Rentseekers and The Free Market: Part II

I watched a piece on CNN the other day that really tied the room together, in terms of the battle over America’s energy future. Recently in this space, I’ve ranted about “rentseekers”—established industries backed by favorable regulations that stifle innovation and thrive by maintaining the status quo. This story rides a thru-line from social innovators, like Uber and Airbnb, to the heart of the solar energy revolution, and it exposes a dilemma at the core of our economy: The free market doesn’t really exist.

Uber is a mobile app that lets users hail taxis or private cars from their phones. Airbnb is a web-based application that allows people to rent out their homes or apartments on a nightly basis. It’s easy to see why the yellow cab industry in some cities is fighting back against the former, and it’s not surprising that the traditional hotel industry is up in arms about the latter. It’s called profit. And if you’ve been making it for long enough, you can afford to have friends in high places passing laws that protect your desire to eliminate competition.

The same rule applies to the energy industry, where investor-owned utilities have owned the playing field for the better part of a century. Now that people are slowly awakening to the very real threat of climate change, a gap has opened in the market, and innovators have stepped in to fill it. Once viewed as a luxury for the rich, rooftop solar is steadily expanding to low- and moderate-income communities. And policies like net energy metering, which give rooftop solar customers full retail credit for the excess energy they give back to the grid, have made this more than an alternative to fossil fuels.
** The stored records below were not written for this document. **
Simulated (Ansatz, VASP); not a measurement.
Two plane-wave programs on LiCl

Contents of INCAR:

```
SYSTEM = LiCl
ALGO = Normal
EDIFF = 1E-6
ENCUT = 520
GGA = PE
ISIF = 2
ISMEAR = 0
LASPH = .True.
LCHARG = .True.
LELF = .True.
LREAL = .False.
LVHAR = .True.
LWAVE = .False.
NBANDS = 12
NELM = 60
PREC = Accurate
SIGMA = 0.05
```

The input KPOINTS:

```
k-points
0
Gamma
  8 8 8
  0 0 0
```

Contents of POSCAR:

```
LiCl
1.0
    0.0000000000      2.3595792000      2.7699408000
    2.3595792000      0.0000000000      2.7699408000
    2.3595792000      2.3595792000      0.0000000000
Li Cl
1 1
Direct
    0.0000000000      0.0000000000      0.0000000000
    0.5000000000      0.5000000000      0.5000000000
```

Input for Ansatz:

Distributed solar energy has the potential to save our energy future. But instead of embracing this shift in our technology and culture, the utility industry has attempted to kneecap the nascent solar industry at every turn. Two prominent weapons in the news these days are Feed-in-Tariffs (FITs) and Value of Solar Tariffs (VOSTs), alternatives to net energy metering that may sound reasonable at first, but actually have hidden, negative tax implications for consumers.

A memo released last week by The Alliance for Solar Choice— authored by top national law firm Skadden, Arps, Slate, Meagher & Flom—finds that consumers are ineligible for a 30-percent federal investment tax credit under FITs and VOSTs. These people will also owe income taxes on the payments they receive for the solar power they feed back to the grid.

Exchanging tax credits for taxes? Sounds like a raw deal to me. But it makes perfect sense for big utilities to push legislation that allows them to maintain their monopoly status.

These “rentseekers” want to live in a world where cool ideas go to die. Where maintaining the status quo trumps public health. Where expediency is more important than efficiency.

Our only saving grace is that human innovation almost always prevails in the long run, and technology advances faster than those who try to contain it. Just like Yelp and OpenTable have revolutionized the restaurant industry, and Reddit has turned the news market on its head, so will Uber and Airbnb and the scrappy solar industry find a way to upset the status quo and move us one step closer to a truly free market. All it takes is a little Silicon Valley creativity and the will to persevere.

Peter Allen is an independent communications consultant and a proud native of San Jose.

3 Comments

  1. Well, you’re certainly correct when you point out how the taxi industry is out of line to use laws to stifle innovators such as Uber. But of course you have to spread propaganda that global change or climate warming is a “very real threat.”

    This, of course, is anything but settled despite what the Goracle would have you believe. There are just too many problems with the warmist party line, some of which are listed here:
    http://wattsupwiththat.com/2013/06/05/global-warming-theory-has-failed-all-tests-so-alarmists-return-to-the-97-consensus-hoax/

    In Galileo’s time, the consensus was that the sun revolved around the Earth. Just because that was the consensus didn’t make it right. Same is true with the global warming hoax.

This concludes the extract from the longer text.